Data galore for markets to mull over
AS RELATIVE calm settles in after last week's roller-coaster gyrations in global equities and currencies, markets this week are likely to be mulling over United States interest rates.
They will be weighing the likely timing of a US rate lift-off after Federal Reserve vice-chairman Stanley Fischer left the door open for the first rises to come next month.
In a speech at an annual economic conference on Saturday, Mr Fischer said there is "good reason to believe that inflation will move higher as the forces holding down inflation dissipate further".
The effects of a stronger US dollar and plunging oil prices - key factors in holding down inflation - have already started to diminish.
Rising oil prices are likely to keep boosting local offshore marine, and oil and gas counters, which already started to rebound last week.
Keppel Corp jumped 8.5 per cent to $7.04 on Friday from its 12-month-low of $6.49 on Black Monday, while Ezra soared 24 per cent to 12.2 cents from its 12-month-low of 9.8 cents on Monday.
Investors have been trying to determine if the Fed might still be on course to raise rates after its Sept 16 to 17 meeting, given the recent turbulence in financial markets and concerns over China's slowing growth.
More volatility is expected towards Friday, when US non-farm payrolls data is released.
Economists now see the first rate hike coming next month if this month's US jobs report is strong and global financial markets continue to settle down.

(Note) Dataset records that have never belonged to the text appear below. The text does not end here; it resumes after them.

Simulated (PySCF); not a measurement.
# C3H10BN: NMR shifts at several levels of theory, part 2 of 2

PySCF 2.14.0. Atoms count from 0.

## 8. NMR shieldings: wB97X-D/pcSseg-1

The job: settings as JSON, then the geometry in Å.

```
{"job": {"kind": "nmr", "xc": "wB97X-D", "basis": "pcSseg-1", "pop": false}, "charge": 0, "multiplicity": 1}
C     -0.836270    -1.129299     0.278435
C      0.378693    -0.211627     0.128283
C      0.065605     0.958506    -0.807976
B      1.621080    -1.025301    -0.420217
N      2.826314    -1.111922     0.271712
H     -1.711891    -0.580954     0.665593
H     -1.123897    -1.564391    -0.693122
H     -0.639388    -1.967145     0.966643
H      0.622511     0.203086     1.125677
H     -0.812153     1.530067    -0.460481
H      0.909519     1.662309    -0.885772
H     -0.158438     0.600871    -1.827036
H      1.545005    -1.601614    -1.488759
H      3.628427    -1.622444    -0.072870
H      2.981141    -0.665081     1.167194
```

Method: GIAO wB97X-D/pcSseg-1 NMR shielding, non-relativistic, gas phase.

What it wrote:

The US second-quarter growth improvement was driven by more robust personal consumer spending and higher government spending.
The biggest lift came from gross private domestic investment, which posted growth of 5.2 per cent owing to higher construction spending, spending on intellectual property products and a build-up of inventories, according to UOB Global Economics & Markets Research.
Investors are also watching for China's official manufacturing Purchasing Managers index (PMI) data tomorrow, and Singapore's PMI and Electronics Sector Index data on Wednesday.
IG market strategist Bernard Aw noted that after the substantial upward revision in second-quarter US gross domestic product, "every major US data point would be important to the data-dependent FOMC (Federal Open Market Committee), in the run-up to the September meeting".
Looking ahead, investors are watching for US manufacturing PMI, construction spending, job figures and trade balance.
The European Central Bank will have its monetary policy meeting on Thursday, while the Group of 20 finance ministers and central bank governors will meet on Friday to discuss global economic affairs.